I never used to enjoy walking my 2, at one point it was a chore, get out, get back and hope no drama kicked off in between. I'd count the minutes til we got to the back gate, I'd lie awake in bed in the early hours thinking over and over again, how awful the walk will be, how shall I walk them? Where will I walk them? How long for? Over and over until I was too anxious to eat my breakfast before hand, then I'd gulp it down, feel sick, get all panicky and rush to get them walked and get in.

Take today for a total polar opposite! We went out for over 2 hours, all off lead (bar the walk way leading up to the field) Dotties re-call is improving, Charlie is doing well, less re activity from both dogs and the less I care about other dogs, it seems they do too.
We walk in big open areas where I can scan the horizon, I take a rucksack full of "tools" for a variety of situations (treats, favourite toys, long lines, flexis, head collars etc) it seems like a lot but I am always prepared and that gives me confidence too.

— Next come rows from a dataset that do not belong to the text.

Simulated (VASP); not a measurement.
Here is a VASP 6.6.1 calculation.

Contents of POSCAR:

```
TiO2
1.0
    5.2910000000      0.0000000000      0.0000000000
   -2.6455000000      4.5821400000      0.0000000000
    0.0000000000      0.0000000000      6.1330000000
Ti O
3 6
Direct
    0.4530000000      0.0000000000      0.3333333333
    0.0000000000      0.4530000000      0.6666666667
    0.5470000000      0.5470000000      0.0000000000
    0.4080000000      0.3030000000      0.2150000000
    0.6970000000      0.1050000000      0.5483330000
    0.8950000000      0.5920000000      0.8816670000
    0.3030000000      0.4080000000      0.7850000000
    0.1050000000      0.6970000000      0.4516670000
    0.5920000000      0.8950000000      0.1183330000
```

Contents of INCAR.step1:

I know its REALLY easy to say, but try and look past Bens issues, hes still a dog at the end of the day, hes not an alien, hes still an incredible canine who has a whole array of amazing skills and talents, dont let his aggression define him, its just a small part of him. I have learnt this (over 4 years) and now I dont fret over everything my 2 do (or dont do!)

I suffer from depression and some days I just didnt have the nerves to walk them, face the stares, the nasty comments and looks, but I now think positive (that old line!) and stopped caring what others think of my dogs, they are still DOGS! Amazing, fantastic dogs! I was once told (when I was very depressed) to re-home Dottie to someone who could be her "Pack Leader" and give her the life she needs on a farm. Needless to say I was very upset and cried like a baby all the way home and needless to say, despite all we've been through, I've kept my little Dot' 

Why dont you and your partner have at least one night for just you two? I am guilty of involving my dogs in everything in my relationship and sometimes I think my OH would just like to go out for a meal and cinema not a big long dog walk once in a full blue moon!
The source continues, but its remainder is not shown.